Skip to content

Garbage Collection

SlateDB’s garbage collector runs as a background task in the client process, periodically checking for obsolete files in the database storage.

The garbage collector has a configurable minimum age and interval for each file type (WAL SSTs, compacted SSTs, and manifests). Garbage collection for a file type can be disabled by setting its options to None. The collector runs every interval seconds and will delete files older than min_age that are not referenced by any active manifest or checkpoint.

Below is a diagram illustrating the high-level flow of garbage collection in SlateDB:

flowchart TD

    A["Start GC Cycle (interval timer)"] --> B[Remove Expired Checkpoints from Manifests]
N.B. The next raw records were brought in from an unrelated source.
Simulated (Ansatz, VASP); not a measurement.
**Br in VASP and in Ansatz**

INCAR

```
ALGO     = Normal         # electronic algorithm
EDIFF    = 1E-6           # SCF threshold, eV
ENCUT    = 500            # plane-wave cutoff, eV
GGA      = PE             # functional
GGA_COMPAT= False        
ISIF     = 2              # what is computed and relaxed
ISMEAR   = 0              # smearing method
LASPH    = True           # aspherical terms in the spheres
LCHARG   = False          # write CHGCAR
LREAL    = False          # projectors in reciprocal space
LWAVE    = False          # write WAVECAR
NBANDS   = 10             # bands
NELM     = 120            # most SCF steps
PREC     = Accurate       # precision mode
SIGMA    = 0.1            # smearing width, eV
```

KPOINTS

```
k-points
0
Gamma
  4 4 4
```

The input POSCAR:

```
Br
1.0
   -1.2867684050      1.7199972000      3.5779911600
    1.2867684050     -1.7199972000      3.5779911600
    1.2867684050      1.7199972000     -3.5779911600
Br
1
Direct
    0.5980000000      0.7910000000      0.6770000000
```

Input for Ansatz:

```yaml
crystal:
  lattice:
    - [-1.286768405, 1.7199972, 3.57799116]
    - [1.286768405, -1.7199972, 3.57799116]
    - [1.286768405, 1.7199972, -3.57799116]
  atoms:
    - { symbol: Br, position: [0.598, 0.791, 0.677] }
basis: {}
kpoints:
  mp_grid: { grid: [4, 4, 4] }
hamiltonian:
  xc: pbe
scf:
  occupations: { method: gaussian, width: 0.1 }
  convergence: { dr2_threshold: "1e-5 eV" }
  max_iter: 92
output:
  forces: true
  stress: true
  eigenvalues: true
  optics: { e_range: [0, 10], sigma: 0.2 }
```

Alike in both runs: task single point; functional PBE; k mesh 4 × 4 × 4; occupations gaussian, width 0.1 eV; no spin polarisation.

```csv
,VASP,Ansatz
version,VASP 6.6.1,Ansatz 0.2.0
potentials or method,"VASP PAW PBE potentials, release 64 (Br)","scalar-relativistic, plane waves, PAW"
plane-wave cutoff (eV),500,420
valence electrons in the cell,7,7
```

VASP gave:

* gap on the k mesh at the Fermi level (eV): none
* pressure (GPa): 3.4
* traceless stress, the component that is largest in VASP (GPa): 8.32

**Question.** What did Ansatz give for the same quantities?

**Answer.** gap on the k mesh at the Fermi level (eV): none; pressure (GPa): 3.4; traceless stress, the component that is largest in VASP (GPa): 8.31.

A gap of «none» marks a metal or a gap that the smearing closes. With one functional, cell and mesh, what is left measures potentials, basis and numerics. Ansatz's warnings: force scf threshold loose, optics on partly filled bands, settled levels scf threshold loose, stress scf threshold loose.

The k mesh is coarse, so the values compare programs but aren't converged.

    B --> C[Run WAL SST GC Task]
    C --> C1[List WAL SSTs older than last compacted ID]
    C1 --> C2[Filter by min_age and active references]
    C2 --> C3[Delete eligible WAL SSTs]

    B --> D[Run Compacted SST GC Task]
    D --> D1[List all compacted and L0 SSTs]
    D1 --> D2[Gather active SST IDs from manifests]
    D2 --> D3[Delete SSTs not referenced and older than min_age]

    B --> E[Run Manifest GC Task]
    E --> E1["List all manifests (exclude latest)"]
    E1 --> E2[Gather active manifest IDs from checkpoints]
    E2 --> E3[Delete manifests not referenced and older than min_age]

    C3 & D3 & E3 --> G[Wait for Next Interval or Shutdown]